The event does not begin until November 21 and whoever qualifies for the eight man field is still very much a matter of conjecture although last year’s champion Nikolay Davydenko and runner-up Juan Martin Del Potro will find the going tough after missing a large chunk of the competitive year including the French Open because of long term wrist problems.
“Last year’s finals, and the atmosphere created at the 02, exceeded all out expectations and was one of the great successes of tennis in recent years,” said Adam Helfant, executive chairman of the ATP World Tour. “We have taken last year’s tournament, tried to fine a tune a few things, and hopefully it will be even better this time around.”
The event, almost a sell-out last year with 256,000 tickets sold for the 15 sessions across eight days, has an initial five year stay in London which could be extended. With the United Kingdom still gripped in the credit-crunch, finance has been noted and the cheapest entry is a very amenable £20 with half-price tickets available for those under 16 years of age.
Matches will also start earlier in an attempt to avoid the problems confronted by those traveling on the London Underground and faced with the prospect of missing the last tube train home.

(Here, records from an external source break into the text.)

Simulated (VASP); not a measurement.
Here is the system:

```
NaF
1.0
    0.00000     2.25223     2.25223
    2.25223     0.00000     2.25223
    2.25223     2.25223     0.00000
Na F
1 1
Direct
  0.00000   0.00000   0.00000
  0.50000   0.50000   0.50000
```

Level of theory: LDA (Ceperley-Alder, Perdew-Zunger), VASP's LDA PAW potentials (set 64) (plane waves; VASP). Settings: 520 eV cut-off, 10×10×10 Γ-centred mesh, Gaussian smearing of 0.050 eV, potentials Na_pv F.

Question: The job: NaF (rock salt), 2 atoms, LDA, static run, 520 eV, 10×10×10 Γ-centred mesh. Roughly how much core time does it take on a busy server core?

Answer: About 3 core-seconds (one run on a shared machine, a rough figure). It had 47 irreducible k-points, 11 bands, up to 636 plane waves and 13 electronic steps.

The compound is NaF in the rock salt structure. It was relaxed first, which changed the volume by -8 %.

Once again a doubles match will precede the singles main event during the initial round robin phase but the evening singles will start 45 minutes earlier at 8pm. “This is in line with other major sporting events in London such as Champions’ League soccer and should avert any of the problems for ticketholders last year,” said Helfant.
What was the most embarrassing and easily avoidable sight in tennis last year? Top of the list must be the farcical scenes at the Barclays ATP World Tour Finals last year, when confusion reigned at the end of the final match in one of the four-man round-robin groups when Juan Martin del Potro and the sell-out crowd were kept waiting several minutes before it was announced that the Argentine, thanks to his victory over Roger Federer, had qualified for the semi-finals at the expense of Andy Murray.
Such was the utter confusion over the qualification system that Del Potro did not find out for certain that he was still in the competition for 25 minutes and spent some of his time indulging in a knock-up with supporter and friend, Argentina football star Carlos Tevez.
Murray, who was watching from elsewhere, posted on his Twitter page: "Anyone know what's going on?"
The humiliating and frustrating mathematical glitch which some feel was the responsibility of ATP’s Executive Vice President and Administrator of Regulations Gayle Bradshaw and others apportion to Senior Manager of Supervisors Tom Barnes, meant that most spectators even left without knowing the outcome.
Official explanations maintained occurred in such a tight mathematical situation, successful qualifiers had to be confirmed off-court by the ATP supervisor, who also had to be on court during play.
The Barclays ATP World Tour Finals managing director, Chris Kermode, does not expect a repeat when the tournament returns. “The information will be on screen now,” he explained.
“There was bit of a misconception that last year we didn't know who the player was that got through. Actually we did know but there was a process to follow. The structure of how that decision is made has been changed now.
“What that situation showed was that we need to tell our story better to the fans who are in the arena in terms of how the round robin system works and the relevance of each match, which we will do this year.”